Executing Functions in background

This library has been mainly made for asynchronous http requests, but the same design allows executing arbitrary functions asynchronously in the background. Instead of passing urls, users just have to pass functions. In order to pass functions instead of urls, developers have to use api in following manner

    def hello_world(*args):
        print("hello world")
        
    def hello(*args):
        print("hello")
    
    vnt = Vinanti(block=False, backend='function')
    
    vnt.function(hello_world, rest parameters to hello_world, onfinished=hello)
    
    for executing function in separate process:
    
    vnt = Vinanti(block=False, backend='function', multiprocess=True)
    
    vnt.function(hello_world, rest parameters to hello_world)
            
    For more details take a look at test_function file in tests folder.
    
    Note: Executing function in this way is not thread safe, so use with care.

Finally regular synchronous http requests

Just initialize vinanti with block=True, and perform regular http requests. Sample code is given below.

    vnt = Vinanti(block=True, hdrs=hdr_dict)
    
    req = vnt.get(url)
    
    Now extract information from response object req as below:
    
    html = req.html
    hdr_info = req.info
    status_code = req.status
    error = req.error
    method = req.method
    url = req.url
    cookies = req.session_cookies

Some Performance Issues

  • Thread Safety of callbacks :

    1. Do not use two instances of Vinanti in the same application. If you are using two instances, then make sure that they both do not access callbacks with same global/common variable.

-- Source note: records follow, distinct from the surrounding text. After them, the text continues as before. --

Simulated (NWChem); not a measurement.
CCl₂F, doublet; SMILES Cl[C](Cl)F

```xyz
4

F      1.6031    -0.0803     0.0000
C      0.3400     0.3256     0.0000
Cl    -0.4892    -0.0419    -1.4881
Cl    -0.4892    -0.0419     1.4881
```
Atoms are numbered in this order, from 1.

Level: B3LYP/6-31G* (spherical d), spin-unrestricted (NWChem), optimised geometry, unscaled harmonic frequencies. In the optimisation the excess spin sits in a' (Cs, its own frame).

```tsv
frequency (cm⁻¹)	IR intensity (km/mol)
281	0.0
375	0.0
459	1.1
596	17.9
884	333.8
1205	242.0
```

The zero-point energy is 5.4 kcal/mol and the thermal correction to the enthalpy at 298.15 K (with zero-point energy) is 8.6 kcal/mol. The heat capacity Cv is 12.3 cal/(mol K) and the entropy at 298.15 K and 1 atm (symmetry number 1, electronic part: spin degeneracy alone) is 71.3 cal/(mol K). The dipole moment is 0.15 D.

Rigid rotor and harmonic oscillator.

    2. As long as you are not accessing same callbacks from different threads (except the main thread in which main application code is running), you don't have to worry about thread safety. But if, you need to access same callbacks from different thread then arrange for callback using following method:

       vnt.loop.call_soon_threadsafe(callback)
      
    3. If above points do not apply and your use case is even more complex then it is better to use traditional synchronization primitives like lock or semaphore.

  • In order to make api simple, the library has accepted some performance penalty especially using aiohttp as backend. It can't reuse aiohttp's connection pool. In order to use aiohttp's default connection pool, vinanti might have to turn entire code into async including its api, which could have defeated its purpose of simple and easy to api. If anyone has solution to it, then they can sure submit pull request without changing api. However, this performance penalty looks negligible (compared to other sync http clients) when used in synchronous code.

Sample applications using Vinanti

  1. A sample application using Vinati is available here. It is PyQt application. In qt based applications, fetching urls on one hand and keeping GUI responsive on the other hand is bit cumbersome. In order to keep qt gui responsive, one needs to spin thread (for fetching urls) and then GUI needs to be updated using signal/slot mechanism. The application tries do similar thing using Vinanti, but without external threads and signal/slot mechanism. It intializes Vinanti with block=False, and tries to achieve same thing using callback mechanism.
  • Note: This approach may work for simple pyqt applications. For complicated applications, it is better to use custom signal/slot mechanism along with vinanti.

Sample library using Vinanti

A sample tvdb-async library is also available. This library allows fetching of tv series metadata from thetvdb.com in async manner as it is made available.

About word Vinanti

It means Request, in Marathi.